This is just a quick update following the same format as the last post, but with some minor modifications. In summary, it has been expanded to include 66 of the species of trees included in the Cleveland Metroparks checklists and has been trained using ResNet50 instead of ResNet34.
%matplotlib inline
%reload_ext autoreload
%autoreload 2
from fastai.vision import *
from fastai.datasets import *
from fastai.widgets import *
from pathlib import Path
import matplotlib.pyplot as plt
import pandas as pd
import numpy as np
Having a handful of these parameters available to be tweaked about here is useful, and it’s a format I’m probably going to stick to for small experiments in notebooks like this.
bs = 16
initial_dims = 224
workers = 2
valid = 0.2
IMG_PATH = Path("data/bark_66_categories")
data = ImageDataBunch.from_folder(IMG_PATH, train=".", valid_pct=valid,
ds_tfms=get_transforms(), bs=bs, size=initial_dims,
num_workers=workers).normalize(imagenet_stats)
data.show_batch(rows=4, figsize=(10, 10))
learn = cnn_learner(data, models.resnet50, metrics=error_rate)
Here, we can already see some modest improvements using a model that has a larger capacity. We’ll be training with the larger images immediately after this one to see just how much more performance we can get out of this model.
learn.fit_one_cycle(4)
learn.lr_find()
learn.recorder.plot()
learn.unfreeze()
learn.fit_one_cycle(4, max_lr=1e-4)
learn.save("cpi-0.0_66-categories_resnet50-1")
data_larger = ImageDataBunch.from_folder(IMG_PATH, train=".", valid_pct=valid,
ds_tfms=get_transforms(), bs=bs, size=initial_dims*2,
num_workers=workers).normalize(imagenet_stats)
learn_larger = cnn_learner(data_larger, models.resnet50, metrics=error_rate)
learn_larger.load("cpi-0.0_66-categories_resnet50-1")
learn_larger.fit_one_cycle(4)
interp = ClassificationInterpretation.from_learner(learn_larger)
interp.plot_confusion_matrix(figsize=(24, 24), dpi=60)
Saving this, because we might be able to use it in the future.
learn.save("cpi-0.0_66-categories_resnet50-2")
Next Steps¶
So, we can do it. We can double the number of classes and, even though they all have less than 100 images, we can still get modestly successful results. Looking at the error rate above, though, it’s still… Not good. I already mentioned in the last post that some of this is due to the taxonomic nature of the dataset. That is, many of these are in the same genus, and even a human might be likely to get them mixed up.

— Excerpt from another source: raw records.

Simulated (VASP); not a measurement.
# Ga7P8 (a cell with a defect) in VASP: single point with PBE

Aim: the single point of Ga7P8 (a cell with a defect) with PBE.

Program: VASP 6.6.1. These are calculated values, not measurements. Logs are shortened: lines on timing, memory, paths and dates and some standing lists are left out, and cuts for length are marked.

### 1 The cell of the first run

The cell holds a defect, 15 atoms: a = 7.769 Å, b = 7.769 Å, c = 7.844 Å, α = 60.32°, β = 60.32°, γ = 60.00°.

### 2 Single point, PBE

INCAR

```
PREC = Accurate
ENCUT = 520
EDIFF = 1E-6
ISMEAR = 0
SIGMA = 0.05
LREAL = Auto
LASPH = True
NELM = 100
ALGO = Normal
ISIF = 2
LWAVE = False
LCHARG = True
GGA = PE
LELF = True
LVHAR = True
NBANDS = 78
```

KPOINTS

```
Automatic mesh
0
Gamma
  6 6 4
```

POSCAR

At this point, a good next step is obvious to me; use more than one label for each category. The model getting conifers mixed up with each other indicates that there is the structure for what a conifer broadly looks like. It just needs to be told that that’s a relevant category. From there, it might be able to offer best guesses.
Witht that target in mind, I will see you soon. Early Days!